C# Possible Memory Leak?

So, I have an app, written in C# (vs2010), performing OCR using the tesseract 3.02 dll and Charles Weld's terreract .net wrapper.

I think I have a memory leak and it seems to be in the area of code where the Pix object is allocated. I am taking a PDF, converting that to a grayscale PNG, then loading that into a Pix object for OCR. When it works, it works really well. Image is large in size (5100 or so pixels in each dim) but not so large in size (only 500k or so).

My code:

Init engine at app startup:

private TesseractEngine engine = new TesseractEngine(@"./tessdata/", "eng+fra", EngineMode.Default);

Method to convert PDF to PNG, then calls:

// Load the image file created earlier into a Pix object.
Pix pixImage = Pix.LoadFromFile(Path.Combine(textBoxSourceFolder.Text, sourceFile));

And then calls the following:

// Perform OCR on the image referenced in the Pix object.
private String PerformImageOCR(Pix pixImage)
    int safety = 0;

            // Deskew the image.
            pixImage = pixImage.Deskew();
            //pixImage.Save(@"c:\temp\img_deskewed.png", ImageFormat.Png); // Debugging - verify image deskewed properly to allow good OCR.

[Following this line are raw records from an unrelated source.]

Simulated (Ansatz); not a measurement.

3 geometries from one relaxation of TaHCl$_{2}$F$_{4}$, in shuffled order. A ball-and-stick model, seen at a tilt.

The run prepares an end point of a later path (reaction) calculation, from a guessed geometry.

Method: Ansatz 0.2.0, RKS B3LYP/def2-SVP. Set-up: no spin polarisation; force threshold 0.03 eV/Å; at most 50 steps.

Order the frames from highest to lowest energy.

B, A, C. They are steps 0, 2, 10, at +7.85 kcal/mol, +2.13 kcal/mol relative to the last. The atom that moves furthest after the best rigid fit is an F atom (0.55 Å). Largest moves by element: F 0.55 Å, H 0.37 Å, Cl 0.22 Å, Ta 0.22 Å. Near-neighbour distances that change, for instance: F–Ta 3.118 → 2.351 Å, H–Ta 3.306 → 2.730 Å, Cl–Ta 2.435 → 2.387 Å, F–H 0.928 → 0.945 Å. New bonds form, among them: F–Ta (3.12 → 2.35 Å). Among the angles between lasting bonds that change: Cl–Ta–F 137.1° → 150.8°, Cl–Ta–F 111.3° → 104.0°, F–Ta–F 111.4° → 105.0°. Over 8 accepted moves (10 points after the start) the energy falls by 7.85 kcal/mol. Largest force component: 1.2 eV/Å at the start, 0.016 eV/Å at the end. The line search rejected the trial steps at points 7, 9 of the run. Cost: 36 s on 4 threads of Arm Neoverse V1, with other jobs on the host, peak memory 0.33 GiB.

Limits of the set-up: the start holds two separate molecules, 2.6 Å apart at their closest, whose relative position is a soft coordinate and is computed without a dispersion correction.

            string text = "";

            // Use the tesseract OCR engine to process the image
            using (var page = engine.Process(pixImage))
                // and then extract the text.
                text = page.GetText();

            return text;
        catch (Exception e)
            MessageBox.Show(string.Format("There was an error performing OCR on image, Retrying.\n\nError:\n{0}", e.Message), "Error", MessageBoxButtons.OK);
    } while (++safety < 3);

    return string.Empty;

I have observed that memory usage jumps by about 31MB when the Pix object is created, then jumps again while OCR is being performed, then finally settles about 33MB higher than before it started. ie: if app, after loading, was consuming 50MB, loading the Pix object causes the memory usage to jump to about 81MB. Performing OCR will see it spike to 114+MB, then, once the process is complete and the results saved, the memory usage settles to about 84MB. Repeating this over many files in a folder will eventually cause the app to barf at 1.5GB or so consumed.

I think my code is okay, but there's something somewhere that's holding onto resources.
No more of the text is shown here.